As I welcome my 2008 Subaru Outback in my life (LOVE it), I would like to look back on what was lost, and remember the Blue Ox’s steadfast companionship, and all the fun we had together. As I made this video I wanted it to be cheesy and kinda funny, but in the end it made me sad too. You will be missed, friend.
Wandering through the bookstore the other day something a bit out of place caught my eye. Something…fuzzy. Turns out, it’s the Dave Eggers novelization of the “Where the Wild Things Are” movie! Usually the phrase “movie novelization” is enough to make me barf on the spot but, I JUST HAD TO HAVE IT. I mean…it has FUR. And weird creepy staring eyes. And it’s based on the best kids book ever. And it’s written by Dave Eggers, who’s pretty solid through and through. So here it is!
Just like the season itself in Minnesota this year, this mix is coming better late than never. I swear we headed straight from summer to winter around here, with the warm September, and then snow and the cold piling on us the first couple weeks of October. Today I went outside for a walk and it really finally felt like fall here. Here’s hoping we get a few good days of it before winter sets in for reals. So here we go, autumn mix blah blah blah you know the drill. I pulled out some oldies-but-goodies for this one, stealing the title from a Cat Stevens song that’s been on my mind, also tossing in some Led Zeppelin, Van Morrison, Pearl Jam, and Bjork (?!) for fun. Also staying hip to the times I threw in some timely Modest Mouse, which I hear all the kids are listening to these days, and wrapped it all up with a 10-minute guitar instrumental. Don’t be scared. It’s incredible.
Baby Baby It’s a Wild World: Autumn 2009
1. Maplewood – “Indian Summer”
2. Dawes – “Love Is All I Am”
3. Bill Callahan – “Too Many Birds”
4. Modest Mouse – “Autumn Beds”
5. Van Morrison – “Old, Old Woodstock”
6. Cat Stevens – “Wild World”
7. The Tallest Man on Earth – “This Wind”
8. Richard Thompson – “1952 Vincent Black Lightning”
9. J. Tillman – “Howling Light”
10. Bjork – “Joga”
11. Led Zeppelin – “That’s the Way”
12. Pearl Jam – “Elderly Woman Behind the Counter in a Small Town”
13. Golden Smog – “Radio King”
14. Vetiver – “Angel’s Share”
15. Feist – “The Park”
16. The Avett Brothers – “Laundry Room”
17. James Blackshaw – “The Cloud of Unknowing”

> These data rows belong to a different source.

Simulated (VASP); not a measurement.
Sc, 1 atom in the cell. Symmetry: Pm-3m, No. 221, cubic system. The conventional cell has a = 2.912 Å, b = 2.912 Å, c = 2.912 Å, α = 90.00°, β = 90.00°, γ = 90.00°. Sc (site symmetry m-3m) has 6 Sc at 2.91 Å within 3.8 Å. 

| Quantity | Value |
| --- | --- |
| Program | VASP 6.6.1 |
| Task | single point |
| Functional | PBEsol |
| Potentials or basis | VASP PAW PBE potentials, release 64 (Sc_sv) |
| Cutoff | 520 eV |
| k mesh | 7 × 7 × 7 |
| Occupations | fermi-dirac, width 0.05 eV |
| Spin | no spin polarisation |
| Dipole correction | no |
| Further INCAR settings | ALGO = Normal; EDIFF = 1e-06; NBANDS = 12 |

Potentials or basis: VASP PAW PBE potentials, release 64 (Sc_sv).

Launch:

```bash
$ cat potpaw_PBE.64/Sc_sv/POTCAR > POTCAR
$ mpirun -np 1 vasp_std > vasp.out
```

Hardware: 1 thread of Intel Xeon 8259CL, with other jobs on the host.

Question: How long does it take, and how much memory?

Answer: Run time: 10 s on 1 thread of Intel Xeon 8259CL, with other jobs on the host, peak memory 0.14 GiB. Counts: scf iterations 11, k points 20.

Today I finished the third book in the trilogy of David James Duncan’s major works: River Teeth. The other two books are The River Why and The Brothers K, both of which I cannot possibly recommend highly enough. I recommend the third book just as highly, however I would read the two novels first before wading (har har) into River Teeth, which is a book of short stories and autobiographical pieces about transformation; sort of a book of Ovid for the 90s. While the book is certainly the equal of the other two it pays to have DJD’s sense of timing and narrative already firmly planted in your mind before reading; plus the book features a last glance at Evertt Chance, one of the brothers in The Brothers K, and is truly a joy to read after learning about his trials and tribulations in K.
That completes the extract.